“I made the wrong decision,” was the first thing Emilio Gutierrez told me the first time we met. That was the day I took a photograph of him carrying his dog, just two days after the tsunami. I didn’t get to know him well enough then to even learn his name.
Minutes after the earthquake in his hometown of Constitucion on February 27, 2010, Emilio made the decision to escape the looming waves with his family by boat upriver, away from the river’s mouth. In the dark of night and the panic of the moment his father and son, Emilito Jose, were the first to climb into the boat. But before the rest of the family could follow them the mooring ropes snapped and they were dragged away by the current.
Emilio trusted his father’s experience and was sure that they would be fine. Together with his mother and wife, Sofia, he climbed into their other boat and headed upriver. “The noise was like helicopters hovering above us.” That was the noise of the advancing first wave as it destroyed everything in its path.
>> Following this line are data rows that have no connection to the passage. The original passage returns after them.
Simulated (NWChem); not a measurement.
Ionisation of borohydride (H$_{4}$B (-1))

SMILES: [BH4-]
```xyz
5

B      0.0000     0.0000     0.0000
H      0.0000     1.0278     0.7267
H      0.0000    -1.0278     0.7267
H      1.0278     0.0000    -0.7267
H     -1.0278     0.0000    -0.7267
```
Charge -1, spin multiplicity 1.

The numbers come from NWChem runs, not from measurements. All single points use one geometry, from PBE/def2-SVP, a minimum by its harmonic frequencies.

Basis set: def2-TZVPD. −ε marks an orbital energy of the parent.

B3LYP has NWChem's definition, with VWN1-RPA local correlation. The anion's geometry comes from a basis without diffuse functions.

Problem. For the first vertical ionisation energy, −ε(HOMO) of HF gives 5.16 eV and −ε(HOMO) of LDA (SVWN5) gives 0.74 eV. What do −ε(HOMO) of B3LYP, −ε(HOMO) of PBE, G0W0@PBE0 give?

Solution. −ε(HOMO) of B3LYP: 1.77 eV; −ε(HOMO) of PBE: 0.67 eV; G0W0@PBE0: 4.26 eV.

The boat overturned and they found themselves in the water, swimming through pieces of wood and giving it all they could to reach the bank. “Mom begged me to leave her in the river. She couldn’t swim anymore and just wanted to rest. I thought about leaving her to help Sofia, but I thought, she is young and Mom is old. I began thinking, if I had to choose between saving Sofia or Emilito Jose I would save him.” As we talked, a year after the disaster, next to us Sofia lowered her head in silence.
Emilio managed to help both his mother and his wife out of the river, and began searching for his father and son, trusting in their safety. He roamed about with only a vague idea of the level of destruction around them. Emilio’s life was changed forever.